HIROSHIMA - Police are investigating a yakuza gang in Hiroshima after its members allegedly cleared about 3,000 square meters of privately owned forest and used heavy machinery to build an unauthorized access road.
About 120 officers searched the headquarters of the Kyoseikai crime syndicate in Hiroshima on July 15 in connection with a road believed to have been carved into woodland on a mountain behind the compound.
Investigators suspect the group built the work road without permission on forestland owned by another person.
Police arrested Shingo Kawashita, head of the Kyoseikai-affiliated Harada-gumi group, and four other members on July 14.
The five are suspected of cutting down trees without authorization and using heavy equipment to construct the road over a period of about one year beginning in April 2025.
Police said trees had been cleared across an area of approximately 3,000 square meters.
Investigators have not disclosed whether the five suspects have admitted to the allegations. Their motive remains unknown.
The origins of the Kyoseikai can be traced to the violent struggles for territory and influence that reshaped the city’s underworld after World War II.
Organized crime groups re-emerged in Hiroshima during the chaotic postwar years, competing over gambling, entertainment districts, construction work and other sources of income. A long-running conflict between the gambling-based Oka-gumi and the street-vendor-based Murakami-gumi began after an armed attack on an Oka-gumi gambling venue in November 1946. The fighting continued in various forms for more than a decade and became known as the First Hiroshima Pistol War.

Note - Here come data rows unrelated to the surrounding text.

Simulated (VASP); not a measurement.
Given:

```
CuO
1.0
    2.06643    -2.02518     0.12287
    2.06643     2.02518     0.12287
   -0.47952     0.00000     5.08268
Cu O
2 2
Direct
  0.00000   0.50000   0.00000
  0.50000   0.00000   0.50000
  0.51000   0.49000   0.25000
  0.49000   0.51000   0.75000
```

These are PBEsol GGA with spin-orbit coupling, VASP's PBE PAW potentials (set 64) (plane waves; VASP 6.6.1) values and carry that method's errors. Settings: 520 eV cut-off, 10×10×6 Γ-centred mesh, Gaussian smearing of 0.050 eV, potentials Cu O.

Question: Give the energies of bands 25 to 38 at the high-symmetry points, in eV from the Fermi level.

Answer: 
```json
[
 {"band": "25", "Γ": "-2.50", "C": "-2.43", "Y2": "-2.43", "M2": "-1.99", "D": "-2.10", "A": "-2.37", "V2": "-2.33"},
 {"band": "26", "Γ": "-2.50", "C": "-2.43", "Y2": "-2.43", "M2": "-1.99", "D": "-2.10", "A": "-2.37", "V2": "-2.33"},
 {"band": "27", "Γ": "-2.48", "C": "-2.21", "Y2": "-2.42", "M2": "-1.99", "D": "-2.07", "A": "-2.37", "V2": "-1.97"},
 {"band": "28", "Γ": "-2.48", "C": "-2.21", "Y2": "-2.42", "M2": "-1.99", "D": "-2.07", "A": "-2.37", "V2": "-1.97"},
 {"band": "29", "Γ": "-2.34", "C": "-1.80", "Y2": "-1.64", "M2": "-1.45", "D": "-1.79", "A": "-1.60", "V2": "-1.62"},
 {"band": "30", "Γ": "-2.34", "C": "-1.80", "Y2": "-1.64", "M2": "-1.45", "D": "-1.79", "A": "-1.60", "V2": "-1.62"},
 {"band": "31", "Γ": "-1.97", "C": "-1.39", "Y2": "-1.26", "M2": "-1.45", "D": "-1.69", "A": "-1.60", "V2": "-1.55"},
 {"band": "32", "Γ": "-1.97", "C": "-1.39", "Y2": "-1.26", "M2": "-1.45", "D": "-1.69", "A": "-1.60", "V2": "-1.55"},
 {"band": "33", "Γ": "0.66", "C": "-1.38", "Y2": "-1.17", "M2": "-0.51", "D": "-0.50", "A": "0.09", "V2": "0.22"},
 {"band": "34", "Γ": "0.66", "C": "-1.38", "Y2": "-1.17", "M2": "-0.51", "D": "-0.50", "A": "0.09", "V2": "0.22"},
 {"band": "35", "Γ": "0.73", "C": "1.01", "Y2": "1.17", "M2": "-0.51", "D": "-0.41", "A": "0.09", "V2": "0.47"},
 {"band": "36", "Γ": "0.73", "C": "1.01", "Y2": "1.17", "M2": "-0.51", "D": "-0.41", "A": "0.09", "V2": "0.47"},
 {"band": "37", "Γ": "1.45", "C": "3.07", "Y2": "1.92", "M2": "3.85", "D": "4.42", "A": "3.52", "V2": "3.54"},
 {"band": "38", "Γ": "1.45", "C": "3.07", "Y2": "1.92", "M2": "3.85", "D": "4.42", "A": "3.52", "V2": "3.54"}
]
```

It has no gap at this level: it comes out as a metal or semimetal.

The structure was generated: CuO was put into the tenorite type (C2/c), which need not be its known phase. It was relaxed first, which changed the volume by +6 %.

The Kyoseikai was formally established in May 1964, during another period of intense gang warfare. Tatsuo Yamamura, head of the Yamamura-gumi, brought together seven organizations to create a federation initially known as the Political Association Kyoseikai. Its formation was intended to unite several Hiroshima groups under a common structure while resisting rival forces, including organizations linked to the Yamaguchi-gumi, which was expanding from the Kansai region.
The organization emerged during the Second Hiroshima Pistol War, a conflict that lasted from 1963 until 1967 and involved shootings, bombings and retaliatory attacks. The prolonged violence later became closely associated with the public image of Hiroshima’s postwar underworld and helped inspire the setting and characters of the "Battles Without Honor and Humanity" film series.
Yamamura retired in 1965 and was succeeded by Takeshi Hattori. Hisa Yamada, who served as the organization’s senior executive, later assumed effective control after Hattori was arrested in connection with the bombing of the home of a Yamaguchi-gumi leader during the second conflict.
Internal tensions did not disappear after the Kyoseikai was formed. A leadership struggle erupted in 1969 after Yamada was targeted in a shooting linked to a rival faction within the organization. The incident developed into the Third Hiroshima Pistol War, which continued into the early 1970s and involved clashes between the Kyoseikai’s mainstream leadership and breakaway or opposing groups.
Yamada became the third chairman in November 1970. He sought to transform the Kyoseikai from a loose federation of semi-independent groups into a centralized hierarchy under the chairman’s authority. The restructuring deepened resistance among rival factions, and internal conflicts continued for years before eventually subsiding.
The organization later passed through several generations of leadership. Isao Okimoto became the fourth chairman, followed by Osamu Moriya as the fifth and Susumu Arase as the sixth. Under successive leaders, the Kyoseikai remained centered in Hiroshima Prefecture rather than developing the nationwide reach of Japan’s largest syndicates.
The Kyoseikai was designated under Japan’s Anti-Boryokudan Law following the law’s introduction in 1992. The designation allows public safety authorities to impose restrictions and administrative orders against members engaged in intimidation, coercive demands and other regulated activities. It has been repeatedly renewed by the Hiroshima Prefectural Public Safety Commission.
At its height, the organization was described as the largest crime syndicate in the Chugoku region, with hundreds of members and associates. Its strength has since declined significantly as a result of arrests, tighter financial controls, exclusion ordinances, restrictions on property use and broader pressure on organized crime groups across Japan. Official data for 2024 placed its membership at about 120, with its area of influence limited primarily to Hiroshima Prefecture.
The Kyoseikai continues to operate as the sixth-generation organization from its headquarters in Hiroshima’s Minami Ward. Police regularly search the headquarters when members of affiliated groups are arrested, seeking evidence of organizational involvement or whether criminal proceeds have flowed to senior leaders. Recent investigations have included suspected fraud, assault and other offenses involving members of its subordinate groups.
Although it is now much smaller than during the decades of the Hiroshima gang wars, the Kyoseikai remains one of Japan’s officially designated crime syndicates and the most historically significant organized crime group based in Hiroshima.